A carpenter ant as big as a lobster crawled across my kitchen floor.
"Ack!" I said "Ack, ack! Get it! Kill it! Stomp on it!" I don't like carpenter ants. Regular ants, no problem. I'll sweep them up and brush them out the door with nary a shiver or screech. But those carpenter ants are so huge they make my palms sweat.
So my big strapping teenager, hearing my cries and instantly not caring, insouciantly looked down at Antzilla, stepped over him and started to walk away.
"Ack!" I reiterated. "He's coming toward me! Step on him! Why didn't you step on him?"
C. Peevie looked at me like I was over-reacting. Which I totally was not. "I don't want to step on him with my new flip flops," he said. "I don't want ant guts sticking to the bottom of my shoe."
I backed up slowly, but the gerbil-sized monster ant kept coming toward me, the ground shaking each time one of his six feet took a step. I could feel the malice rolling off his tripartite torso in waves.
"Quick, C. Peevie!" I said urgently, "Before he gets away or goes under something!"
C. Peevie looked around for an appropriate ant-disemboweling weapon. He opened the cabinet and pulled out a melamine dinner plate. My eyebrows joined together in confusion.
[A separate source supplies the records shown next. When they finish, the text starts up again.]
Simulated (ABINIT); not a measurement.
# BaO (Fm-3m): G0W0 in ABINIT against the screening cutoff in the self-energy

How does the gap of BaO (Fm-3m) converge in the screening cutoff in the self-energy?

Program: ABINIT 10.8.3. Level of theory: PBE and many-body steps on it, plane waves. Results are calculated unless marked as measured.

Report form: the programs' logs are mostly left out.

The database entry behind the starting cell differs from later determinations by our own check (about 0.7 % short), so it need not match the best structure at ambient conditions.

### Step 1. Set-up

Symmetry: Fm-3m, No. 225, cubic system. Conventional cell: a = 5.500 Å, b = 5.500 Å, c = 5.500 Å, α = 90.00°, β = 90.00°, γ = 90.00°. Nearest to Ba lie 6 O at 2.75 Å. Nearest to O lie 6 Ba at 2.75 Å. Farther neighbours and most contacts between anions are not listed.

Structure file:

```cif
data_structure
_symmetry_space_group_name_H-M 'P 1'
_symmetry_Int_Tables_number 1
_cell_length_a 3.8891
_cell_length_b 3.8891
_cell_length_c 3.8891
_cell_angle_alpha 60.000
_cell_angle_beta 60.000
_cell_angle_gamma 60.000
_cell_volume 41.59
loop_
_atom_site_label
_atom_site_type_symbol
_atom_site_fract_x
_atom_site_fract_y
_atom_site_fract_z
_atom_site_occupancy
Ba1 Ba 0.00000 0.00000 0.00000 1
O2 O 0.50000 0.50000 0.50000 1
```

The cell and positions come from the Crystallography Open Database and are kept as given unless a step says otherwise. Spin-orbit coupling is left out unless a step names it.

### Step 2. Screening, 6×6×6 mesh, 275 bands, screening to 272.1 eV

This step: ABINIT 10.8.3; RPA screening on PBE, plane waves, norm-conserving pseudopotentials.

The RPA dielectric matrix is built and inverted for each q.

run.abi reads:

"You wouldn't step on him because it's too gross, but you can use a dinner plate to squish him?" I asked.
"Sure," he said, unconcerned. "I'll wash it off." He smacked the ant with the plate, and left the carcass quivering on the Pergo. He then WIPED THE PLATE ON HIS SHIRT and started to put it back into the cabinet.
"You are NOT going to put that plate back in the cabinet!" I said in my most horrified tone, and I wasn't even hyperbolizing. If that's even a word.
"What?" he said, "I wiped it off first."
"On your DIRTY SHIRT that you've been wearing all day!" I pointed out in a slightly less- than- calm voice. "And without actually washing the ANT GUTS off it first!"
"What do you want me to do with it?" he asked.
"Either wash it, or put it in the dishwasher," I said logically. Sheesh. What do they teach kids these days? I mean, I am THE WORST housekeeper ever, but even I know that if you use a dinner plate to squish a carpenter ant, you have to wash it before you eat off it again.
C. Peevie shrugged, put the plate on the counter, and started to walk out of the kitchen.
"You're forgetting something," I said. "Please don't forget to perform your aftermath clean-up."
He walked over to the insect remains and drew his foot back -- "Wait! Don't!" I hollered -- and kicked them under the refrigerator.
"Oh, gross," I moaned. "That is just wrong." C. Peevie just laughed evilly as he walked through the doorway.
Clearly, I need to trade him in for a new son.